Failure policy¶

Two things can go wrong before your handler logic even gets a chance: the handler body can panic, and an incoming payload can fail to decode. RustStream settles both through one vocabulary, set per subscriber with the on_failure(..) clause, but with different defaults, because the two failures mean different things.

Defaults¶

With no clause, a subscriber uses the built-in defaults:

panic = fail_fast: a panic is an internal bug. The runtime logs a loud error naming the subscription, then starts a graceful shutdown (it cancels the shutdown token and runs the shutdown hooks) and makes run return Err with a non-zero exit. An orchestrator restarts the service and the operator lands in the logs, instead of a subscriber that silently stopped consuming or an invisible redelivery loop.
decode = drop: a decode failure is usually bad external input. Dropping the one bad message (a nack without requeue) keeps a single malformed payload from taking the consumer down, which on an untrusted topic would be a poison-message or denial-of-service footgun.

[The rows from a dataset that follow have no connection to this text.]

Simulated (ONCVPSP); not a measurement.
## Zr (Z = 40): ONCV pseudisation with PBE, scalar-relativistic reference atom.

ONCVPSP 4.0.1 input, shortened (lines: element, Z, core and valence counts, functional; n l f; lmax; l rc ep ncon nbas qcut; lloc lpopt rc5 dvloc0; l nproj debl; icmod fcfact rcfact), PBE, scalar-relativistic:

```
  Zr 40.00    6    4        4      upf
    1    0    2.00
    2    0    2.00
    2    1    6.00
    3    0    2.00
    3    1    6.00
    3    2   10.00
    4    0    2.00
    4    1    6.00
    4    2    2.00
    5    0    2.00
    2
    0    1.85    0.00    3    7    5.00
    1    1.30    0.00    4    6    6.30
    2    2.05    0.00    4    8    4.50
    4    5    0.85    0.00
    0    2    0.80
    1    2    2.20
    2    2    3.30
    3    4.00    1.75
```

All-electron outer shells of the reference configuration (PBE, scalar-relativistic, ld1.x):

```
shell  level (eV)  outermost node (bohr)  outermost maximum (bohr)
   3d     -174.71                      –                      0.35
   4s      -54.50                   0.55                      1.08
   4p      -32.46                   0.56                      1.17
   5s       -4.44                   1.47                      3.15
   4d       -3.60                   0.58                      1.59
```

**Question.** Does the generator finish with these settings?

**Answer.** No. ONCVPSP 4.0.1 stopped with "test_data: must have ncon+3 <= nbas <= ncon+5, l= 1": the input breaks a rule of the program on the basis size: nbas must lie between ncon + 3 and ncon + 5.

examples/failure_policy.rs

/// No clause: the defaults apply. A panic in the body fails fast (a loud error, then a graceful
/// shutdown so an orchestrator restarts the service); a payload that cannot decode is dropped.
#[subscriber("orders")]
async fn process(order: &Order) -> HandlerResult {
    println!("processing order {}", order.id);
    HandlerResult::Ack
}

Setting a policy¶

on_failure(panic = .., decode = ..) overrides either key (both are optional; an omitted key keeps its default):

examples/failure_policy.rs

/// An untrusted topic: a handler bug should still take the service down (fail fast), but a
/// malformed message must not, so decode failures requeue instead of dropping or failing.
#[subscriber("ingest", on_failure(panic = fail_fast, decode = retry))]
async fn ingest(order: &Order) -> HandlerResult {
    println!("ingesting order {}", order.id);
    HandlerResult::Ack
}

The policy values are:

Value	Effect
`fail_fast`	Log, start a graceful shutdown, and make `run` return `Err`.
`drop`	Drop the message (`nack` without requeue).
`retry`	Requeue the message (`nack` with requeue).
`retry_after(<dur>)`	Requeue after a delay (see the delayed-redelivery section in Subscribers).
`skip`	Acknowledge the failed message to move past it. Not success: the message is gone, unprocessed.

skip is the deliberate poison-message escape hatch: it advances past a message that cannot be processed rather than dropping or retrying it. Pick retry for decode failures with care: a payload that can never decode will redeliver forever unless the broker has a dead-letter or max-deliveries policy.

examples/failure_policy.rs

/// A poison-tolerant consumer: move past anything that cannot be processed. A panic acks the
/// offending message and keeps consuming; a decode failure does the same.
#[subscriber("audit", on_failure(panic = skip, decode = skip))]
async fn audit(order: &Order) -> HandlerResult {
    println!("auditing order {}", order.id);
    HandlerResult::Ack
}

How it behaves¶

A panic is caught (catch_unwind), so a panicking handler never kills the dispatch loop. Under fail_fast the message is left unsettled, so a broker with redelivery hands it back after the restart; under the other policies it is settled and the subscriber keeps consuming. Catching only applies under an unwinding panic profile; with panic = "abort" the process is already gone.
A decode failure surfaces as a Result, so no unwinding is involved; the decode policy settles the message directly. The same policy can also be set when building a handler by hand: the typed adapter typed(codec, handler) returns a Typed wrapper whose on_decode_failure accepts a FailurePolicy (see Codecs).
On the batch path the policy applies per batch decode (each element decodes independently) and to a panic in the batch handler. Per-element panic handling is out of scope.

This is the full example: examples/failure_policy.rs.